And the costs for such items would be more affordable for families.

Monsen and a small group of other Target designers pitched their bosses on the idea. Not only did the higher-ups say yes, but they pushed up the timeline to roll it out.

In the summer of 2017, Target launched its first adaptive clothing items, with 40 sensory-friendly pieces under its Cat & Jack kids label. The shirts and pants are made with super-soft cotton knits, have flat seams and don’t have tags that can be especially itchy and irritating for children with autism.

The company followed that up soon after with more items with features such as hidden openings around the stomach to allow access to the abdomen for children who may have feeding tubes and pants without back pockets for those who use a wheelchair.

Target continues to expand the effort into more categories.

Last year, for example, it introduced adaptive Halloween costumes for children, with options such as a pirate’s ship and a princess carriage for children in wheelchairs. The costumes quickly sold out. Target is planning to increase its assortment this fall and to expand into adaptive adult costumes, too.

In its Universal Thread denim line, Target has rolled out adaptive jeans designed for adults in wheelchairs, with features such as a higher rise in the back. And it now has about 20 adaptive items in its Pillowfort line such as hideaway tents, super-soft cocooning chairs and crash pads.

“We’re just really getting started,” said Julie Guggemos, Target’s chief design officer. “Inclusion is a core value of Target. As we think about products in all categories, our goal is to find ways to ensure all guests can participate in our offerings.”

The adaptive items are sold only online and remain a small fraction of Target’s overall assortment. Target declined to break out sales of adaptive items.

In addition to a number of niche brands that specialize in adaptive clothing with lots of technical features, other mainstream retailers are beginning to dabble in this space, too, providing more budget-friendly options.

Zappos.com has a dedicated portion of its website for adaptive apparel and shoes by brands such as Nike and Tommy Hilfiger. And last year, Kohl’s added sensory-friendly and other adaptive pieces to three of its largest private-label kids’ brands.

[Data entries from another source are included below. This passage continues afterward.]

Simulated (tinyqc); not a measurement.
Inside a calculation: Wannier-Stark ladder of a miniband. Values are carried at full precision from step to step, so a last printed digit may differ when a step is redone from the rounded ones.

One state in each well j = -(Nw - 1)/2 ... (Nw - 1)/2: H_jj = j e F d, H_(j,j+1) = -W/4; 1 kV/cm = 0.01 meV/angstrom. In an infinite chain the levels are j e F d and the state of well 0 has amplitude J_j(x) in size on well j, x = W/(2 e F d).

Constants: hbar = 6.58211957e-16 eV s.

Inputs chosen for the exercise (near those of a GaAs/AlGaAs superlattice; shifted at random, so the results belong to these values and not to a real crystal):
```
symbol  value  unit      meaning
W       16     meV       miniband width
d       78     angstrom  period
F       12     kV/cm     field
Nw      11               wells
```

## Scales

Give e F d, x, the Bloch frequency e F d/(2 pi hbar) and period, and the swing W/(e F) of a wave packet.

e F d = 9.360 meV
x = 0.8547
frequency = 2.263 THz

“From a Target standpoint, this isn’t about competition or being differentiated,” said Guggemos. “It’s about doing what’s right for humans. I’m happy that more retailers are expanding their offerings.”

Monsen and the small group of Target designers who first launched this initiative as a passion project on top of their regular jobs still meet regularly to talk about new ideas. Some of them are also parents of children with disabilities. And their numbers are growing.

As they’ve gone through this journey, they have spent time with experts and families through the Minnesota Autism Center and the National Federation of the Blind.

And they have tapped a group for parents of children with special needs through Target’s ability awareness network as a resource.

“Each individual with a disability has a different story,” said Monsen. “So we’ve been looking at what are some of those themes across all of them and how can we serve those needs most authentically. We want to make sure that the community is involved in every aspect of this.”

One thing they heard a lot, for example, is that some parents will put their children in one-piece swimsuits as a way to keep their hands out of their diapers as they get older, since many brands don’t make onesies past 24 months.

“Families have been finding all of these hacks in order to make everyday life easier,” said Monsen, who found plenty of her own hacks over the years.

They decided it was important for Target to offer solutions for older kids so they added bodysuits with snaps on the bottom like a onesie to the offerings.

In some cases, they’re able to talk directly to older children with disabilities for insight. But in other cases, they have to rely on families for guidance since some children are not be able to clearly relay their thoughts.

That was the case with Monsen’s daughter, Elinor, who was not verbal when she was younger.

“She couldn’t necessarily communicate what it is that she needed or wanted,” said Monsen. “So she would not want to wear a shirt and I would have to figure out why. Or she would not want to wear certain leggings. So it just became this process of deductive thinking.”

Target continues to look for ways to make products more accessible for different populations. One area the company is exploring, for example, is the needs of those with rheumatoid arthritis who would appreciate features such as bigger buttonholes on clothing and bottle caps that can be opened with the palm of the hand.

“It’s incredibly passion-driven work,” said Guggemos.

“It gets our team excited to come to work every day.”